The Swiss Fine Art Sale
The Swiss Fine Art Sale
Untitled (Water drops), 1973
Lot Closed
December 14, 02:06 PM GMT
Estimate
100,000 - 150,000 CHF
Lot Details
Description
Kim Tschang-Yeul
1929 - 2021
Untitled (Water drops), 1973
Oil on canvas
Signed and dated lower right;
signed Tschangyeul Kim and inscribed Nr. 39 on the stretcher
100 x 81 cm (unframed)
Kim Tshang-Yeul is considered a pioneer member of Dansaekhwa, an artistic movement that emerged in South Korea in the early 1970s. Sharing aesthetic sensibilities with Western Minimalism and monochrome art, Dansaekhwa's artists had a distinctive philosophical approach, seeking to connect with nature, paying particular attention to the property of the materials and refusing their colonial legacy. The work on offer is among the iconic examples of Dansaekhwa's early visual manifestations and embodies the movement's hallmarks.

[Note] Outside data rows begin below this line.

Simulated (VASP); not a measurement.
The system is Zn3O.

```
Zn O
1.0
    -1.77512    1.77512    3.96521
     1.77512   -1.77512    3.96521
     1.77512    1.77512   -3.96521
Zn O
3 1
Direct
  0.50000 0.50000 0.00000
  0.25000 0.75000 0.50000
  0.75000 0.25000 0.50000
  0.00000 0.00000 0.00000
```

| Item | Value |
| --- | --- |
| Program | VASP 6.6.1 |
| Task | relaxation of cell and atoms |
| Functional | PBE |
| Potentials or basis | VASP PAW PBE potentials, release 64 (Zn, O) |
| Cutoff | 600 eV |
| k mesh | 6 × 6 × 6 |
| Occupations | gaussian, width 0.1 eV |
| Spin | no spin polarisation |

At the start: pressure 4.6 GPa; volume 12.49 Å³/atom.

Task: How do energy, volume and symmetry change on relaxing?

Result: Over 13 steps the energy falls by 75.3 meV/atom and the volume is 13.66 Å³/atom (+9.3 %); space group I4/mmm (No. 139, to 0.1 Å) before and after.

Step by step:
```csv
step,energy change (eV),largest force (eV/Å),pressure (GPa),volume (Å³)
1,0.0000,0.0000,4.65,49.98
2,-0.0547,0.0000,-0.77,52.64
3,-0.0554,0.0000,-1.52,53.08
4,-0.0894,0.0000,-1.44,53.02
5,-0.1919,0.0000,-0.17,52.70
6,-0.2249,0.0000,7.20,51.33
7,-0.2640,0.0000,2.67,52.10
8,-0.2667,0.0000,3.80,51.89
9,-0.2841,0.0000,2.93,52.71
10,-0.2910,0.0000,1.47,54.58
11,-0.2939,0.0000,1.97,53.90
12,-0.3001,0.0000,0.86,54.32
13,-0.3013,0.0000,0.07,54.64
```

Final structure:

Born in 1929 in the current territories of North Korea, Kim Tschang-Yeul endured the Japanese occupation, the division of the country after World War II and the Korean War. As an attempt to escape from traumas and heal painful memories, Tschang-Yeul began his iconic painting series of translucent water drops in the early 1970s. As Tschang-Yeul explained in a press release disclosed by his gallerist Tina Kim in 2019: « The act of painting water drops is to dissolve all things within [these], to return to a transparent state of ‘nothingness.’ By returning anger, anxiety, fear, and everything else to ‘emptiness’, we experience peace and contentment. » (Press release for the exhibition Kim Tschang-Yeul : New York to Paris, 24 October 2019 – 1 February 2020, Tina Kim Gallery, New York). Meditative repetition and austere beauty of nature then emerged as a remedy for the artist's past traumas.
This composition not only reveals Kim's ability to represent the evanescence and transparency of water, but also demonstrates the key roles of both the pattern and raw canvas. On one hand, the seemingly similar water drops highlight the idea of uniqueness through repetition and evoke purification rituals. Although Kim spent most of his life in Europe, he infused his oeuvre with Zen Buddhist and Taoist principles of his upbringing, depicting water as an entity capable to dissolve and purify. On the other hand, the voids within the raw canvas create both literal and intellectual spaces for the natural pattern to flourish, thus reminding the viewer of the ever-changing quality of nature.
As a whole, the painting stands on a fine line between abstraction and figuration, combining the Eastern and Western influences of the artist.
A particularly striking and balanced composition, this work offers multiple opportunities for exploration. It stands as a tribute to the Korean leading artistic movement of the time, as well as to the poetry of nature in its most sober expression.